As usual, Terry Jeffries hits a grand slam.
Quoting Negroponte's National Security Assessment, he highlights the following:
"Al-Qaeda's core elements are resilient," he wrote. "They continue to plot attacks against our homeland and other targets with the objective of inflicting mass casualties. And they continue to maintain active connections and relationships that radiate outward from their leaders' secure hideout in Pakistan to affiliates throughout the Middle East, Northern Africa and Europe."
That should settle the question of why Cheney was nearly car-bombed recently.
But then Terry gets to the question of McPain, who is just as shamelessly hypocritical as anyone on the President-wannabe circuit (Brownback excepted.)
"We are paying a very heavy price for the mismanagement, that's the kindest word I can give you, of Donald Rumsfeld, of this war," said McCain.
...But which is more responsible for the tough situation we face in Iraq today: Donald Rumsfeld's management of the military or the assignment of that military to an impractical political mission promoted by John McCain and President Bush?
Under Rumsfeld, our armed forces swiftly accomplished the core military mission in Iraq. They removed the perceived threat posed by Saddam Hussein's regime. After that, the U.S. mission in Iraq was essentially political, not military -- and in John McCain's view that meant a U.S. "commitment to revolutionary democratic change."
So what?
"The true test of our power, and much of the moral basis for its use, lies not simply in ending dictatorship but in helping the Iraqi people construct a democratic future," said McCain. "This is what sets us aside from empire builders: the use of power for moral purpose."
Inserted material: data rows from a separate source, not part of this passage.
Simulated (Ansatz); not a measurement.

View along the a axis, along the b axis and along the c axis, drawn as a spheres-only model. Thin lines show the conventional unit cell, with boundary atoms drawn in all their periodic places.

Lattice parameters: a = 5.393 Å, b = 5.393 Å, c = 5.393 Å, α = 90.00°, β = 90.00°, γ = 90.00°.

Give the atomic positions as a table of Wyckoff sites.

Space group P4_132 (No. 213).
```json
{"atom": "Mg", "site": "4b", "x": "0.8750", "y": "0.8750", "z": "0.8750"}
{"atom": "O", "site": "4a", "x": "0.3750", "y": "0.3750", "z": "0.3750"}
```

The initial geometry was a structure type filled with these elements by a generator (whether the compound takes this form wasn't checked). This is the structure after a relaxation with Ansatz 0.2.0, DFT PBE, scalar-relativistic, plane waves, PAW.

As nice as this may sound, it is wrong.
There is only one moral justification for war: self-defense. And self-defense alone is not sufficient. A war of self-defense must also be a last resort, must have a reasonable chance of succeeding and cannot be anticipated to cause more damage than it prevents.
That's the Just War Theory, plain and simple. It's been forgotten by the radio-yappers who loudly insist that those who question "nation-building" are not "supporting the troops."
And those radio-yappers, Limbaugh included, are full of crap.
But McCain also based his case for war on an inaccurate assessment of the chances the United States could create a democracy in Iraq. "'Experts' who dismiss hopes for Iraqi democracy as naive and the campaign to liberate Iraq's people as dangerously destabilizing do not explain why they believe Iraqis or Arabs are uniquely unsuited to representative government, and they betray a cultural bigotry that ill serves our interests and values," McCain wrote.
In fact, there were serious reasons before the war to conclude it would be difficult to establish a stable government in Iraq, let alone a democracy, if Saddam were removed. One reason was Iraq's well-known ethnic-sectarian divisions -- Sunni, Shiite and Kurd -- and the historic tensions between them. Another was that Iraq was the birthplace of Shiite Islamism, and that many of Saddam's tyrannical acts had been aimed at suppressing leading Shiite Islamists, some of whom had fled to Iran where they plotted an Islamic revolution for their homeland.
And such reasons remain today.
McCain's about an inch away (philosophically) from the Globaloney Crowd we mentioned below. Maybe the Letterman show is the most appropriate forum for the Senator, after all.